Years of lack of attention to governance by the UPA government took its toll on production within our economy. This created systemic supply side shortages resulting in inflation.
Thanks to indifference of the UPA government to this structural issue, soon inflation spiralled out of control. To rein it in, RBI reset interest rates higher. However RBI was willing to strike but afraid to wound. Unsurprisingly, that had the calculated effect of lowering growth, not inflation.
But there is yet another dimension to this. Since interest rates on bank deposits were lower than inflation fiscal savings moved to lucrative avenues viz., gold. That brought down the savings rate from above 37 per cent in 2008 to less than 30 per cent in 2012.
Simultaneously, as Indian appetite for risk free and highly rewarding investment in gold grew, India imported higher quantity of gold - approximately $55 billion in 2011-12. For 2012-13, our gold imports are significant through marginally lower than previous year.
As higher gold imports lead to higher import bill, global economic slowdown ensured that our exports did not keep pace with our imports. Consequently, we became extremely vulnerable on the external front and run the risk of a significant Rupee devaluation very shortly.
That makes importing crude that much costlier (80% of our crude is imported) and thereby triggering cost push inflation. In short, thanks to the myopic policies of the UPA government, we have both cost push and demand pull inflation.
But the issue of current account deficits is no longer restricted to gold and crude. Remember, as mentioned above, inflation is caused by shortfall in domestic production too. For instance in 2011-12, we imported Rs 100,911 crore (say $20 billion) of “sensitive” items as compared to Rs 70,656 crore in 2010-11 - a spectacular rise of 43 per cent!
Clearly, these imports add to the current account deficits while simultaneously robbing employment opportunities to Indians. This includes mundane items like milk and milk products, fruits, vegetables, pulses, edible oils, rubber, spices, toys and other sundry items that could easily be produced or manufactured in India.
If such items are imported why complain about gold and crude? There is yet another disturbing piece of information - our trade with China. For the first nine months (April-December 2012) of this fiscal, imports from China exceeded $41.3 billion while exports were a mere $9.7 billion. This implies a huge trade gap in excess of $40 billion for the entire year.
Surely, this lop sided trade is unsustainable. Let us not forget that these imports from China do not include much of hi-tech items. Importantly, such huge imports of such items have a debilitating and cascading impact on semi-skilled and unskilled employment within the country.
This is where UPA’s economic policy has gone horribly wrong.
All round failure
The lower savings rate mentioned above has yet another ominous dimension. Thanks to high inflation and higher returns on gold, Indian household financial savings has significantly dried up. That made our economy significantly dependent on foreign flows for financing current account deficits as well as to fund domestic investments.

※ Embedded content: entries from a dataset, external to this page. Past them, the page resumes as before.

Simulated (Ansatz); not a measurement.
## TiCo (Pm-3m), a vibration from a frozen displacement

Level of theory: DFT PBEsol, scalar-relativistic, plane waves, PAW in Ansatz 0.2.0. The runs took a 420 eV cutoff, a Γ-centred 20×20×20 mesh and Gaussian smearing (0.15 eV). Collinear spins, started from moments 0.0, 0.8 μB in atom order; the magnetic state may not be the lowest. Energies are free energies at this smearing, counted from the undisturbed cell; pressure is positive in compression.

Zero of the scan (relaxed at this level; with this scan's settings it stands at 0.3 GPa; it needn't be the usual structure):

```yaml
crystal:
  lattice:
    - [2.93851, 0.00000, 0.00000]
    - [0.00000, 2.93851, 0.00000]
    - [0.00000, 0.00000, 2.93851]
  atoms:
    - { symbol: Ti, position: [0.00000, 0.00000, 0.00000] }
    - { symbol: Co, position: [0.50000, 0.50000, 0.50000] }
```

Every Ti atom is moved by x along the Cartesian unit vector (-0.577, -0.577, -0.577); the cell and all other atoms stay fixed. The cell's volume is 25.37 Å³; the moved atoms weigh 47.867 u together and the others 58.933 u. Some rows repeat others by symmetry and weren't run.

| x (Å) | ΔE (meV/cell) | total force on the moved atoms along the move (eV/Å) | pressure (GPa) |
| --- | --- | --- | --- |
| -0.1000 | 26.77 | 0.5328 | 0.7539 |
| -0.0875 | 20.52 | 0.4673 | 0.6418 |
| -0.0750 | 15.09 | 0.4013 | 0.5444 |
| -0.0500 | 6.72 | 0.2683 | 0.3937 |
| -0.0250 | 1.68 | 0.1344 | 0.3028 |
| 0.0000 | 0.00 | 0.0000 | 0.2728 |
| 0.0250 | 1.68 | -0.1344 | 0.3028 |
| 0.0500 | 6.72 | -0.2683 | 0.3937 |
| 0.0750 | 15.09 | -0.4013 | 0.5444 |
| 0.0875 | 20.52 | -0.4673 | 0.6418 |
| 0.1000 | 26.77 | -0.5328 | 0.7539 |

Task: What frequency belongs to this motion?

But this raises fundamental questions. Isn’t it funny that we are importing in excess of $50 billion of gold every year while simultaneously pleading with foreigners to invest a few billions?
In a country where locals are reluctant to invest in the domestic economy (and that is why they are investing in gold!), it is trite argument that foreigners would rush to invest into India.
Indians or foreigners, either way, capital formation has suffered significantly in the past year or two. No wonder, the index of industrial production for the period April-December 2012 points out that capital goods production is down by 10 percent when compared to the corresponding period of 2011-12. Surely, economic recovery is long way off.
Another evidence of massive trouble confronting the Indian economy is that the approximately 20 per cent of the loans extended by banks are reported to be under severe stress. Obviously, when growth is hampered, less than optimal capacity utilisation brings resultant stress on servicing loans. Much of their poor performance can be traced to governance issues.
As savings nosedives, investment splutters and domestic production is hampered. The net result - industry is slated to grow at less than one per cent while services may clock seven percent at best for the current fiscal. Apart from impacting the economy on the downside, lower growth dynamites the revenue projections of the government.
Yet, the revenue department has gone ballistic in recent months to achieve budgeted “revenue targets” little realising the damage such an approach is causing to the overall investment climate in the country. Bizarre interpretations, unstable tax laws and cantankerous revenue department do not help create conducive investment climate.
Paradoxically, the UPA invites foreign investments on one hand only to terrorise them with weird interpretations of tax laws. While foreigners are learning it the hard way, domestic entrepreneurs have learnt it long back - not to trust our government or its promises.
If revenue shortfall brings one set of problems, unrestrained expenditure is another side of the same coin. A government that is not fiscally discipline is doing a great disservice to future generations. But the lust of office is so great that it is impossible to believe that the UPA government will be anything but reckless when it comes to handling public finances.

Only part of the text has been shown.